Commit graph

204 commits

Author SHA1 Message Date
Aliaksandr Valialkin
d739511f5b
lib/storage: replace OpenStorage() with MustOpenStorage()
Callers of OpenStorage() log the returned error and exit.
The error logging and exit can be performed inside MustOpenStorage()
alongside with printing the stack trace for better debuggability.
This simplifies the code at caller side.
2023-04-14 23:04:42 -07:00
Aliaksandr Valialkin
cf53ce83a0
app/vmstorage: deprecate -bigMergeConcurrency command-line flag
Improperly configured -bigMergeConcurrency command-line flag usually leads to uncontrolled
growth of unmerged parts, which, in turn, increases CPU usage and query durations.

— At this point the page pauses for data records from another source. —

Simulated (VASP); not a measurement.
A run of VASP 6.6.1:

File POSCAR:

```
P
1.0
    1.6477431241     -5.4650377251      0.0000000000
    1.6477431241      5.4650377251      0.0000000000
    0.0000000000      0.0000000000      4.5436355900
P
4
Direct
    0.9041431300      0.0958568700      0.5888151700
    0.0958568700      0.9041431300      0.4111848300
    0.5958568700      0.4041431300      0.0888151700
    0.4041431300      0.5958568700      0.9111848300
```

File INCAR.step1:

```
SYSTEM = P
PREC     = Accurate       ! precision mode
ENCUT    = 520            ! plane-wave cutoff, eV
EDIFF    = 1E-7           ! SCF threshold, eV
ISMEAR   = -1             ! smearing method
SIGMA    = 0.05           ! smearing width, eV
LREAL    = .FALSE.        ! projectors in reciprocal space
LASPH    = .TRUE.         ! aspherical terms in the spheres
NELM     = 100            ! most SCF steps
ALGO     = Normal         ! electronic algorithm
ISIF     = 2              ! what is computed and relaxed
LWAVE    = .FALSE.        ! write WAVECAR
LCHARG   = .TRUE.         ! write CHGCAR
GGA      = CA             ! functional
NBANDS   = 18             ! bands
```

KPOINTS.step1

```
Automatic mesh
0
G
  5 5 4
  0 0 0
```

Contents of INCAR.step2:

So it is better deprecating this flag. In rare cases -smallMergeConcurrency command-line flag
can be used instead for controlling the concurrency of background merges.
2023-04-13 20:42:22 -07:00
Aliaksandr Valialkin
fc3d826d7f
all: add Windows build for VictoriaMetrics
This commit changes background merge algorithm, so it becomes compatible with Windows file semantics.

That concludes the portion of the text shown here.